We have made adjustments to our forecasts, reflecting longer gold price weakness
We remain negative on the outlook for precious metal prices, in particular on gold prices. In addition, we expect a divergence between gold on the one hand and silver, platinum and palladium on the other. So what has changed? We have made an adjustment in our Fed view for 2015 reflecting less aggressive rate hikes. However, a step up in the pace of Fed rate hikes in 2016 will lead to more US dollar strength and lower gold prices in our view. As a result, we are now anticipating less gold price weakness in 2015, but more weakness in 2016 (compared to our previous forecast of a recovery in 2016). Our new year-end gold forecasts for 2015 and 2016 are 900 USD per ounce and 750 USD per ounce, respectively. It is likely that these low gold prices will result in a reduction of supply of unprofitable mining operations. This in turn will probably result in a tightening of the gold supply and demand balance and trigger a recovery in gold prices after 2016.

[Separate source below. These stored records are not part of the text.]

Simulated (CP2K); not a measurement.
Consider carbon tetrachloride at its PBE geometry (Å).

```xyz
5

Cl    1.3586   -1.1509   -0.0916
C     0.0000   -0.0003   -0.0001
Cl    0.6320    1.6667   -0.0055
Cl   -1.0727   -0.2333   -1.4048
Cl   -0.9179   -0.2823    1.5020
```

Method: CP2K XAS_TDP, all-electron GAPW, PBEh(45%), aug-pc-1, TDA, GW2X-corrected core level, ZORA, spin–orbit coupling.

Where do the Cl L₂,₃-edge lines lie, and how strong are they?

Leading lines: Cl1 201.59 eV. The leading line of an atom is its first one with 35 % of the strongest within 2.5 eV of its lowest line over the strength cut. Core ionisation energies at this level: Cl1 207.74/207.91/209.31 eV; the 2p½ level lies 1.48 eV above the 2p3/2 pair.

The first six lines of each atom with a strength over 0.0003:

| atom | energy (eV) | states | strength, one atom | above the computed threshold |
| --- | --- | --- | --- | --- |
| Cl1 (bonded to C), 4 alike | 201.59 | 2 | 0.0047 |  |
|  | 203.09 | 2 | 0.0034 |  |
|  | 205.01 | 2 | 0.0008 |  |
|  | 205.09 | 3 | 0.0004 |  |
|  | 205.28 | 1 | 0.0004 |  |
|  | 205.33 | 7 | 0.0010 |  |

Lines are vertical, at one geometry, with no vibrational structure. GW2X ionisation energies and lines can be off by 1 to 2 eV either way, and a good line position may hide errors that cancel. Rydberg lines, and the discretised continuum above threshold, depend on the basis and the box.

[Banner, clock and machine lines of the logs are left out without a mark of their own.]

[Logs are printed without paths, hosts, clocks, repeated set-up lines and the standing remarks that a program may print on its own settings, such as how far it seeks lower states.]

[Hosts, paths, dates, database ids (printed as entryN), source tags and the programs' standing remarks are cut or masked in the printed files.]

Weakness in the near term for cyclical precious metals followed by a recovery afterwards
The more cyclical precious metals (silver, platinum and palladium) will be dragged down by gold price weakness in the near term in our view. In addition, the appreciation of the US dollar and higher US interest rates should hurt these precious metal prices as well, especially in the near-term (up to 6 months). However, at some point in time the positive outlook for the global economy should result in stronger industrial demand and/or improved car sales demand for these precious metals. This should then become the dominant driver. Therefore, we expect these cyclical precious metals to recover again, during the course of 2015 and 2016.